# 1969 Fly O Otasco Dragooon



## Jewelman13 (Jun 4, 2020)

I’ve had this project on the back burner for about 3yrs. I finally put the effort and restored this rare limited run Fly O Ostaco Dragooon. Original guard, some original parts and some nos parts. She’s not perfect but damn near close and rare as hens teeth!


----------



## stoney (Jun 4, 2020)

Great bike. Never heard of one. I like it. Nice job.


----------



## Mr. Monkeyarms (Jun 4, 2020)

Very cool!    

Never heard of this either but that's a cool bike! Nicely done. Congrats!


----------



## Jaxon (Jun 5, 2020)

I Love the color of this bike. Great Score and resto on it.


----------



## jrcarz (Jun 5, 2020)

I love it!  Great Bike!!!  One of my favorites. I would like to find one unrestored.


----------



## Jewelman13 (Jun 5, 2020)

jrcarz said:


> I love it! Great Bike!!! One of my favorites. I would like to find one unrestored.




The research I have done, I’ve only come across three to be seen. And a couple of them were in bad shape. My frame was an original dragooon to start with but it was spray bombed and in poor condition. As you can see, the original color was underneath the head badge which helped big time with color matching. 













Crazy as it is my original guard apparently is the only one to have popped up on the radar to the cleanest and complete with design:


----------



## Jewelman13 (Jun 5, 2020)

jrcarz said:


> I love it! Great Bike!!! One of my favorites. I would like to find one unrestored.
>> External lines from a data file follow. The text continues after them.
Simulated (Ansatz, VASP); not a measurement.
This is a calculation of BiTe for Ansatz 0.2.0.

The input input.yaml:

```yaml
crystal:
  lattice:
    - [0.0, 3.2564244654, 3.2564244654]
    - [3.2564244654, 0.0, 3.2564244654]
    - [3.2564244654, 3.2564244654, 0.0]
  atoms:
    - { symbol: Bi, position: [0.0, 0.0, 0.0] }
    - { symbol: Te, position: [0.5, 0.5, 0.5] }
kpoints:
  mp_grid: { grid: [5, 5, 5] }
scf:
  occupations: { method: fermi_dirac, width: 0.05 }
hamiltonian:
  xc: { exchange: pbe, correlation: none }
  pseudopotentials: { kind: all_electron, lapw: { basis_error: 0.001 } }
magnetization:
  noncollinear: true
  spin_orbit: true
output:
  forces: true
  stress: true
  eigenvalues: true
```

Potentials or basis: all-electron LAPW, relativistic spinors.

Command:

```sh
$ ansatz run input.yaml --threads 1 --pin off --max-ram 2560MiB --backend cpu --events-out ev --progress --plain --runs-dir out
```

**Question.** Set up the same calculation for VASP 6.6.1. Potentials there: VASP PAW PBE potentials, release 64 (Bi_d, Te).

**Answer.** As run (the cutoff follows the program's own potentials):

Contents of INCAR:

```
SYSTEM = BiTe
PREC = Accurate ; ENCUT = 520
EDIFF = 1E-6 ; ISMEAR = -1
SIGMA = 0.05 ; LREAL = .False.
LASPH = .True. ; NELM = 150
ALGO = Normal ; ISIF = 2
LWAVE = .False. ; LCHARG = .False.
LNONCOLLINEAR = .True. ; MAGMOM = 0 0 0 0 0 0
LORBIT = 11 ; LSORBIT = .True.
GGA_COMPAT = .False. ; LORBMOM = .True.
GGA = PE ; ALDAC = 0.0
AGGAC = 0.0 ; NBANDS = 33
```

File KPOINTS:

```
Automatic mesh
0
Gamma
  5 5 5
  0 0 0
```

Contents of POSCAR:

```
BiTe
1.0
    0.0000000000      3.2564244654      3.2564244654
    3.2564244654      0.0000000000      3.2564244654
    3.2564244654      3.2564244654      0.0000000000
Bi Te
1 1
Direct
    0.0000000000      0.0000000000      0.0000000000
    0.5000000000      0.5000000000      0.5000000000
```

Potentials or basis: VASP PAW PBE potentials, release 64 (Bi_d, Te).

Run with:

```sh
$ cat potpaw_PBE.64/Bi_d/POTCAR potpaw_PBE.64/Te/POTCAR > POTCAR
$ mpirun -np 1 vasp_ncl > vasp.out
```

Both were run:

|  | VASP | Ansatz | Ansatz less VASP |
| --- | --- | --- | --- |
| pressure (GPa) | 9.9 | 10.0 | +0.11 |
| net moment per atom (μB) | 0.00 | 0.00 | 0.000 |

The research I have done, I’ve only come across three to be seen. And a couple of them were in bad shape. My frame was an original dragooon to start with but it was spray bombed and in poor condition. As you can see, the original color was underneath the head badge which helped big time with color matching. 













Crazy as it is my original guard apparently is the only one to have popped up on the radar to the cleanest and complete with design:


----------



## Jewelman13 (Jun 5, 2020)

Thanks fellas


----------



## Jewelman13 (Jun 5, 2020)

Why is there three of the same posts when I replied? How to I erase two of them... ugh


----------



## bricycle (Jun 5, 2020)

just ask a moderator, they'll fix


----------



## jrcarz (Jun 7, 2020)

I have the same Frame for a Western Flyer Buzz Buggy, and I am needing a rear fender if you have an extra I would buy it.


----------



## nick tures (Jun 7, 2020)

nice bike, nice restoration also !!


----------



## Tom Hand (Jun 7, 2020)

I redid one at the Bike Charity. Look at how nice it came out but then again, it was darn near new when I was fortunate to have been able to work on it.


----------



## Tom Hand (Jun 7, 2020)

I think when it sold in 2003 or so, we got almost $300 for it.  I had never seen another in such nice original shape.


----------



## Spencerfreak (Jun 11, 2020)

Really sweeeet! Camelbacks are my favs! Nice job!


----------